Thursday, May 1, 2014

I'm in Georgia State of Mind

With a start like this one I always have to remind myself that the first few weeks of baseball season are always a bit ugly. The fans look cold, the players are rusty and there’s a lot of “who’s that guy?” directed at the newest players. By the end of the season, the kinks are gone, faces are familiar and questions have changed. I remember Curt Schilling wearing a “Why Not Us?” tee shirt in 2004 taunting the Bambino and his curse.

I had the same feeling of “Why Not Us” when I was making my way home through the incredibly busy Atlanta airport late last week. I was in Georgia for work and had attended a lunch with more than 100 small business owners hosted by the Minority Business Roundtable. Georgia’s Governor Nathan Deal was one of the featured speakers and is up for reelection this year. After being absorbed in the Rhode Island governor’s race I was looking forward to hearing someone I’ve never heard before make a pitch as to why he deserved another term as his state’s chief executive officer.

I’m glad I was sitting down because as Governor Deal started talking about what is going on in Georgia I might have fainted with envy. Georgia was named the #1 state business climate by Site Selection magazine, their unemployment rate is 7% (which Deal announced apologetically saying “we can do better”) and he noted that they are doing everything they can to improve traffic, even getting rid of toll booths to ease congestion. Deal talked about how Georgia has rolled out the welcome mat for the film industry noting that small businesses are taking root around the endless number of films being shot in Georgia (currently more than 40) and that by providing tax credits and working collaboratively with the studios, the state is third — behind California and New York — for number of films. Through the Hope Scholarship (which is funded entirely through lottery revenues) Georgia will fully fund the training of anyone who wants to go into a high-demand field including long-distance truck driving, practical nursing, early childhood education, diesel mechanics, welding, health technology and general information technology. Georgia is booming — and its leaders are actively making good policy choices too.

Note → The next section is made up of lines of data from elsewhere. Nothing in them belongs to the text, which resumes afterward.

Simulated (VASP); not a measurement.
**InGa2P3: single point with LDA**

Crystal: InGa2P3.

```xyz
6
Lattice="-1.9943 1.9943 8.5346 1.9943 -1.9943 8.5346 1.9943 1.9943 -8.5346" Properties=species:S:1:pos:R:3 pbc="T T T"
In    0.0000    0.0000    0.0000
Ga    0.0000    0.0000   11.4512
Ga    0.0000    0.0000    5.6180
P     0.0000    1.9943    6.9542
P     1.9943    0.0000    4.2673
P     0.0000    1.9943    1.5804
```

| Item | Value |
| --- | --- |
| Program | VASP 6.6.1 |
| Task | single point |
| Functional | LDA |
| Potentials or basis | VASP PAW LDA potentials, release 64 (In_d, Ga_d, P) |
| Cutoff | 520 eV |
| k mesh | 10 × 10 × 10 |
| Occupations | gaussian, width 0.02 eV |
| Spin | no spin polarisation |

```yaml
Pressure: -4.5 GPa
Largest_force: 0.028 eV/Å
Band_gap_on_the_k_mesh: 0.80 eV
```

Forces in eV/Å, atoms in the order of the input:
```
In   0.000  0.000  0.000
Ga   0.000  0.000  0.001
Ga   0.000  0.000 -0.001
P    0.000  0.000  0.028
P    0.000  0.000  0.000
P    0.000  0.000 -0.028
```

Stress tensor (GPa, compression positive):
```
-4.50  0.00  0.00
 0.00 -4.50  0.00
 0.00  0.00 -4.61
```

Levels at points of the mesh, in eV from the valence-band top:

While I was waiting for my flight home I looked up Rhode Island in Site Selection magazine and this was the headline that pops out of the magazine’s search engine as most relevant: “Rhode Island Settles Land Spat, Clears Way for $100M Dow, Fidelity Expansions.” I thought this a bit odd -- I didn’t remember there being an issue or talk of these expansions. I looked a little deeper, saw a quote from Governor Almond and realized that this article was old. Yes, the last “most relevant” cite for Rhode Island in Site Selection was three governors ago. ACK.

Landing at sleepy T.F. Green (and to be fair, it was late) and seeing the promotional posters and displays got me thinking about what Rhode Island should be doing to be a little more like Georgia and a little less like well, Rhode Island. It doesn’t take a genius to see that a state like Georgia invests time and tax dollars in making itself more appealing. Our state tourism budget — which supports our state’s biggest economic sector — is just $400,000 a year. Our Film and TV Office website looks like it was “most relevant” in the Almond administration and features on its homepage a five year old economic development study and “NEW Rules and Regulations.” There is exactly one photo on the homepage and it’s of the State House. The message is clear: “welcome to Rhode Island, we promise to wrap you in bureaucracy and red tape and make you wish you never came here.”


I’m not the only one tooting this horn. CommerceRI and the Greater Providence Chamber have put together a great website for selling Rhode Island (www.GreaterRi.com), but with an absentee governor and the recent scandal in the General Assembly, our business community is rowing a boat with one oar. Any candidate for office must make economic growth a priority because we cannot fund our social service network, our children’s education or preserve our environment without a healthy economy. Instead of debating about an array of social issues or whether calamari is the top app, we need to ask “Why Not Us?” and then lay the groundwork to put Rhode Island on top.